Once a strategy has been selected, the next step, which is critically important, is assessing readiness for implementation and gaining buy-in. The implementation teams and agency leadership should ensure that there is support among stakeholders about the issues, concerns, and needs. The implementation team and leadership should share data with stakeholders, get their input, and use that input in planning. Stakeholder feedback, as well as adjustments based on that feedback, should be continual throughout the process. If internal and external stakeholders do not support and embrace the identified issue, they will not be an effective part of the solution. Carefully and thoroughly determining readiness for a project prior to implementation dramatically increases the chances of its success.

Another critical step will be obtaining training and technical assistance. The State will want to ask practical questions, including:

  • Do we have the resources to access training, coaching, and technical assistance, initially and on an ongoing basis?
  • What kinds of training and technical assistance are needed and who are the potential experts in this innovation?
  • Who will assist in evaluating the implementation and outcomes of the innovation?

Planning Phase

Before implementation of a new initiative can begin, agency leadership and the implementation team must collaborate to develop an implementation plan. This plan will serve as a roadmap to guide the project. Decision-makers must decide on, and plan for, the specifics of how the new initiative will unfold, including:

  1. A rollout plan, or the scope of activities
  2. How rollout activities will be sequenced
  3. Whether specific areas (e.g., transformation zones or innovation counties) will be designated for rollout
  4. How areas will be selected
  5. Projected date for full implementation
  6. Timelines for the various activities

The implementation plan will be a living document that reflects necessary and perhaps unanticipated changes and adaptations made as activities progress, and as continuous quality improvement (CQI) teams learn by doing and feed information back to the planners. The plan will ultimately reflect the details of the project’s implementation and ongoing adjustment process.

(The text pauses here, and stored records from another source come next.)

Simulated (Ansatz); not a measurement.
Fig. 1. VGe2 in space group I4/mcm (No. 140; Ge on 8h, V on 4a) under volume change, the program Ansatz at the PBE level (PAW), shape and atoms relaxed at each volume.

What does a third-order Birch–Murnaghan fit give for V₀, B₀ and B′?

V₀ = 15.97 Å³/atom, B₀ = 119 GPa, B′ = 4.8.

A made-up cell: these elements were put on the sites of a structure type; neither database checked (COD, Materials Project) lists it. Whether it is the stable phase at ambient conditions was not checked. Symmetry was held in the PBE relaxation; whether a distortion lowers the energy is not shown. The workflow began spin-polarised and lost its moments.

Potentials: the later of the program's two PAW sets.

Other elements of the planning phase include supports for implementation and feedback loops for communication, monitoring and improvement.

Supports for Implementation: The purpose of this step is to put in place the supports and infrastructure for the new initiatives and to develop methods for measuring progress.

Decision-makers must further think through other organizational supports, including staffing, stakeholder and community support, training, space, equipment, funding, supervision, policies, and data processes. In determining staffing levels needed, staff expertise required, and other issues, leadership should ask questions such as:

  • What qualifications should be required of staff?
  • What level of staffing will be needed, and are resources available to support increased levels?
  • What coaching activities will be needed, and for how long and by whom?
  • Is funding available to support all facets of the project initially and in the long term?
  • Is there space available for staff and related activities, as well as technology, equipment, and supplies
  • What policies need to be changed or developed to support the project?

For each strategy, appropriate supports must be put in place to assure successful implementation of the initiative.

Feedback Loops for Communication, Monitoring and Improvement:  The purpose of this step is to update communication protocols, develop progress measures and establish feedback loops that will provide information on whether the intervention is operating as intended and having the desired impact on outcomes.

The implementation team should review and update the communication plan to assure that effective processes are in place to communicate findings and progress and obtain ongoing feedback from agency staff as well as consumers and external stakeholders, including a process for reporting any barriers to implementation and the plan for addressing those barriers.

A key part of the implementation plan at this stage is determining the quantitative and qualitative data needed for assessment and evaluation of project implementation and effectiveness, as well as clear measures of the progress of the initiative. Measurement of implementation and effectiveness includes both process measures (Did training occur as planned? and Is coaching ongoing?) and outcome measures (Is placement stability improving with the target population in the innovation county?).

It is essential that the project be implemented as it was intended, or with fidelity and faithfulness to the model. Assuring that changes are implemented properly can be just as important as determining whether the new initiatives are effective. If an agency veers from the intended project design in its implementation, then results and outcomes will be less predictable, may be inconsistent, and likely will not be sustainable.

Action Phase

The action phase of an implementation framework includes the following elements:

  • Implement, Monitor, and Adjust Interventions
  • Improve and Adjust Interventions
  • Scale-up

Details on each are provided below:

Implement, Monitor, and Adjust Interventions: The purpose of this step is to fully execute plans, review the data on progress of implementation and impact of the interventions, and make adjustments to improve outcomes.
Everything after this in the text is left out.